Three things are essential for any fire: air (oxygen), heat, and fuel. To start and maintain a fire, one must understand the interactions of these three things. Many inexperienced “would be” fire builders throw a bunch of sticks or logs in a pile and stick a match to the pile. After emptying their box of matches they either reach for gasoline or make that trip to the corner store to buy that fake wax log. WARNING! Don’t reach for gasoline to start a fire. It is not needed. It is very dangerous. There are safer ways to start a fire using volatile fuels, but I am going to keep those ways secret in this article. If you like your hair and skin, then just leave the gasoline out of the equation. As for that wax log, YOU DON’T NEED IT.

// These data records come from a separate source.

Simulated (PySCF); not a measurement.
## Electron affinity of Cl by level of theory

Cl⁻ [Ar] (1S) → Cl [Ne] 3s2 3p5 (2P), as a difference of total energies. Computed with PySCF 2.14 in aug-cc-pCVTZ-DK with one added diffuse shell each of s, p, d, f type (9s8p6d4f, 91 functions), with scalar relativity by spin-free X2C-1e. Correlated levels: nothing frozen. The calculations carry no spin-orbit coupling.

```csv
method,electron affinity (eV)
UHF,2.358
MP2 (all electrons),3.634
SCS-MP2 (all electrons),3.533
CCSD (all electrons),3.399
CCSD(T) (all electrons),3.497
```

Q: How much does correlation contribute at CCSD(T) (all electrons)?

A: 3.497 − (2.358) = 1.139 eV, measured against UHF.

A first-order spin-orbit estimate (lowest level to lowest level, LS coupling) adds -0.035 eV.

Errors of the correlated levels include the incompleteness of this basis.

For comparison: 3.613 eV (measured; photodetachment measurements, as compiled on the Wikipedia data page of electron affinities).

What you will need is some tender, kindling, dry wood, and to know how to stack the wood. I will cover starting a fire with wet wood in the next section. As a rule, the thicker the wood, the more heat will be required to get it to burn. This is because thick pieces of wood have a greater heat sink mass and less surface area. That means that the heat is absorbed/dissipated into the wood instead of igniting the wood, and the air can only reach the comparatively small surface area. Take that same chunk of wood and break it up into splinters, and the surface area increases hundreds of times over and the potential heat sink of each splinter is tiny. Stick a match to these splinters and the heat has fewer places to go and there is plenty of surface area exposed to the air. That is why a toothpick lights easily and a stick of firewood does not. As a rule, the smaller and more fibrous the fuel, the easier it will ignite.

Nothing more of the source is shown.